Default Timeouts: Most pipeline activities have default timeouts in hours or days. Not changing the default timeout value for each activity can allow activities to run longer in case of failures.

Missing Exception Handling: This is one of the key points that is often missed in ETL-based solutions. Inadequate exception handling can increase debugging and troubleshooting times for pipelines.

Lack of Source Code Management Tool: Not using a source code management tool for Synapse pipelines can be a significant challenge. It complicates the promotion of changes to higher environments and increases the likelihood of missing configuration changes, which can result in broken functionality.

Solutions to key challenges faced

The table below highlights the main challenges, solutions, and key benefits of designing efficient Synapse pipelines.

Key Challenges	How to solve it?	Benefits
Unavailability of multi-skilled talents having experience in diverse tech stack	Invest in training programs to upskill employees. Implement cross-training programs where employees learn skills from different teams	Reduced development time Efficient pipeline design Better utilization of the talents
Infrastructure Complexity	The Dev team should have a thorough understanding of system architecture, dependent applications, and interfaces along with data flows	Enhanced Security Improved Troubleshooting and Debugging Optimized Resource Allocation Streamlined Integration
Missing Capacity Planning	Perform initial capacity planning based on data volume and key parameters, refining as the project progresses	Avoids underutilization of resources Cost reduction of cloud resources
Not utilizing the latest version of the Apache Spark Library	Ensure to use the latest version of Apache Spark Library or upgrade the same to the latest version. These version checks must happen regularly	Enhanced security Boosted system efficiency Reduced cost
Inefficient Use of Pipeline Activities	Organize technical sessions on best practices and strategies for pipeline design, configuration, and security covering key scenarios. Explore and evaluate various scenarios for running pipelines and compare their execution times . The following scenarios are detailed in the "Best Practices and Strategies" section: Optimizing the use of Copy activity Avoiding the parallel scheduling of pipelines Analyze long-running activities and optimize them	Reduced pipeline execution time Boosted system efficiency Configurable parameters Cost reduction for Pipeline runs
Default Timeouts	Adjust default timeout values based on actual usage and patterns	Quick failure handling Significantly reduced pipeline execution time Cost reduction for Azure Synapse Service
Missing Exception Handling	Train the team on proper exception handling techniques and demonstrate various design methods.	Reduced troubleshooting duration Optimized system design Boosted system efficiency
Absence of Source Code Management Tool	Since pipeline code is stored in JSON format, it is crucial to use a source code management tool from the beginning of the project. Avoid making manual changes to the source code, as this can disrupt the entire Synapse workspace. Always make changes in a feature branch using Synapse Studio.	Facilitates team collaboration Simplifies deployment processes Ensures consistent code structure

Best Practices and Strategies

This paper shares insights from various data platform projects to help leverage best practices and strategies in future projects for optimal use of Azure Synapse Pipelines. While these insights are specific to data ingestion, transformation, and processing using Azure Synapse Analytics Service, they can also be applied to similar services on other cloud providers.

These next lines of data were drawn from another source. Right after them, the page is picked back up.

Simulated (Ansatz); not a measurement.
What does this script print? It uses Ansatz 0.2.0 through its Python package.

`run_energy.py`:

Proper Use of Copy Activity: In one project, the data source was PostgreSQL, with data lake used as temporary storage and the final processed data stored in Azure SQL. Initially, the source data was copied from Azure PostgreSQL to data lake and then to Azure SQL. After analyzing the pipeline runtime, the design was updated to copy data from PostgreSQL to Azure SQL first, and then to data lake. This change reduced the pipeline execution time from 20 minutes to 16 minutes.
Syncing Target Data with Source Data: Regular syncing is generally unnecessary in the development environment. Disabling triggers for hourly and daily pipelines saved approximately 15% of the monthly Synapse Analytics service cost in the development environment.
Reducing Pipeline Execution Frequency: By analyzing synced data and highlighting cost benefits, the business agreed to reduce the frequency of specific pipeline executions from every hour to every two hours in higher environments (Test, Prod), saving approximately 5% of the monthly Synapse service cost.
Avoiding Parallel Pipeline Execution: To reduce pipeline runtime, avoid running scheduled pipelines in parallel whenever possible. In our project, scheduling three pipelines to run simultaneously resulted in an approximately 20% increase in completion time, as the same integration runtime was shared across the pipelines. While compute capacity could be increased to mitigate this, it would unnecessarily raise overall costs. Therefore, it is advisable to schedule the pipelines at various times whenever feasible.
Using Synapse Studio Monitoring: Synapse Studio provides out-of-the-box monitoring for data pipelines, offering insights such as execution time for each activity and the overall pipeline. Analyze long-running activities and optimize them.
Disable VNET on Dev Environment: Pipeline activities run on the integration runtime. Configuring an integration runtime within a managed virtual network guarantees that the data integration process remains isolated and secure, utilizing private endpoints to connect safely to supported data stores, though this increases overall costs. To save significantly on costs in the development environment, avoid using VNET with private endpoints. However, this configuration should be enabled in higher environments.
Estimating Data Volume and Capacity Planning: Estimate the volume of data ingestion, processing, and storage to appropriately plan and allocate resources. This will also assist in forecasting resource costs. While predicting the initial cost of Synapse Analytics services can be difficult due to most costs being consumption- or runtime-based, it is still possible to estimate these expenses through capacity planning. Consider the following pipeline-related factors for estimation:
- Apache Spark Pool Configuration
- Estimated Volume of Data Ingestion
- Number of Data Pipelines
- Managed Virtual Network (VNET)
- Type of Integration Runtime Selected (e.g., Azure Hosted Integration Runtime or Self Hosted Integration Runtime)
The snapshot below provides the cost for Synapse Analytics for reference. The description column outlines the details used to determine the cost based on the resource capacity planning.
Setting Appropriate Activity Timeouts: Adjust activity timeouts based on expected execution times. For example, if the default timeout is 10 minutes but the activity can be completed in 1 minute under adverse conditions, set the timeout to 1 or 2 minutes to save execution time in case of failures.
Implementing Proper Exception Handling: Ensure proper exception handling in pipelines and notebooks to enable efficient debugging and troubleshooting. This includes the following:
- Use the "Fail" activity in the pipeline to indicate a failure.
- Implement proper error handling in child activities, ensuring they return accurate success or failure messages so the parent activity can determine the next appropriate action.
- If any activity in the pipeline fails, establish a robust rollback strategy to maintain data consistency.
- Leverage "UponFailure", "UponSkip", “UponCompletion” options in the notebook activity for error handling.
- Configure retry policies for pipeline activities, including notebook activities, to address transient issues.

Conclusion

Synapse Pipelines provide benefits like built-in activities for data migration, ingestion, transformation, and processing, along with scalability and flexibility. However, designing these pipelines poses challenges that can lead to poor system performance and increased cloud resource costs.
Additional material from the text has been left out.